How to Survive a Hot Sauce Challenge
One of my favorite things about food is that it can always surprise you. Sure, if you want cold ham sandwiches at every meal, you can choose that. You can choose to never let food surprise you. But if you really love food, it offers the endless possibility to taste, to experience, to learn. And… to be challenged.
Enter one of my favorite food activities: the hot sauce challenge. If you’ve never seen the YouTube show Hot Ones (“the show with hot questions, and even hotter wings”), you should correct that unfortunate oversight. Maybe start with fan favorite guests Gordon Ramsay and Paul Rudd.

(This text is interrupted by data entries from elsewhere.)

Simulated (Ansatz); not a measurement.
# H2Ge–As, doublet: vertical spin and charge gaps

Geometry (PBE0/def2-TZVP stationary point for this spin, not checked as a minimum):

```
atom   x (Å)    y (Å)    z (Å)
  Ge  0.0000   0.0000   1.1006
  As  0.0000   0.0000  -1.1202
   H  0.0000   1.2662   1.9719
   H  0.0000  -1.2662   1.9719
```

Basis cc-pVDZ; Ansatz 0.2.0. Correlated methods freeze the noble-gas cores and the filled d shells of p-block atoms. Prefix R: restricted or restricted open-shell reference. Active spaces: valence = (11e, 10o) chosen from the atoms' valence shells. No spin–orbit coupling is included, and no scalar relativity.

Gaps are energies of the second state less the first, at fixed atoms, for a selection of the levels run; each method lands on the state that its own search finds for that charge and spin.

The premise: host, Sean Evans, expertly interviews celebrity guests as they trudge through a grueling course of ten progressively hotter chicken wings (or veggie nuggets or cauliflower if they prefer). Sean’s well-researched questions also increase in intensity, mirroring the rising Scoville units of the hot sauces. In the current lineup for their 17th season, the first sauce comes in at 1800 units, and the tenth is over 2 million. You can order the full set (as well as individual bottles) here to do the challenge yourself. I’ve done it several times, with different groups of people, and it’s always fun, even when it hurts a little.
To survive it, I recommend stocking up on cooling accoutrements to tame the heat, including dairy-based, starchy, veggie and sweet options:
Ranch and Blue Cheese Dressing
Milk
Ice Cream (milkshakes, smoothies and Dole Whips are nice too)
Bread, Rice, Crackers or French Fries
Crunchy and Creamy Veggies (carrots, celery and avocado)
Sweet Fruit (tart is less helpful, since sugar is what will do battle against those high-Scoville sauces)
Pickle-Brined Spicy Chicken Wings
Serves 4 (10 wings each, plus a few extra)
Ingredients
2 cups milk
1/2 cup juice from bread and butter pickles or dill pickles
4 lbs chicken wings (a mix of flats and drums)
2 cups all-purpose flour
3 to 4 quarts peanut or canola oil
10 hot sauces, ranging in spiciness from mild to downright painful
Directions
Combine milk and pickle juice (if using dill pickle juice, add 1 TB granulated or brown sugar to balance the acidity) in 13x9-inch baking dish. Add wings, turn to coat, then cover with plastic wrap and refrigerate at least two hours and up to eight, turning wings at least once.
Place flour in pie plate or shallow dish. Heat oil to 375°F in deep fryer or large Dutch oven. Thoroughly drain wings in large colander, then dredge wings one at a time in the flour, being careful to coat evenly. Fry chicken in batches, 10 to 15 minutes per batch, until cooked through (at least 165°F in center of thickest part of the wing). Drain wings on paper towels, then either toss in desired hot sauce or serve with the sauce for dipping.
To keep warm, place cooked wings on a rack over a rimmed sheet pan in a 200° oven for up to an hour.
Good luck, and remember the most important key to survival: wash your hands before touching your eyes, nose or privates!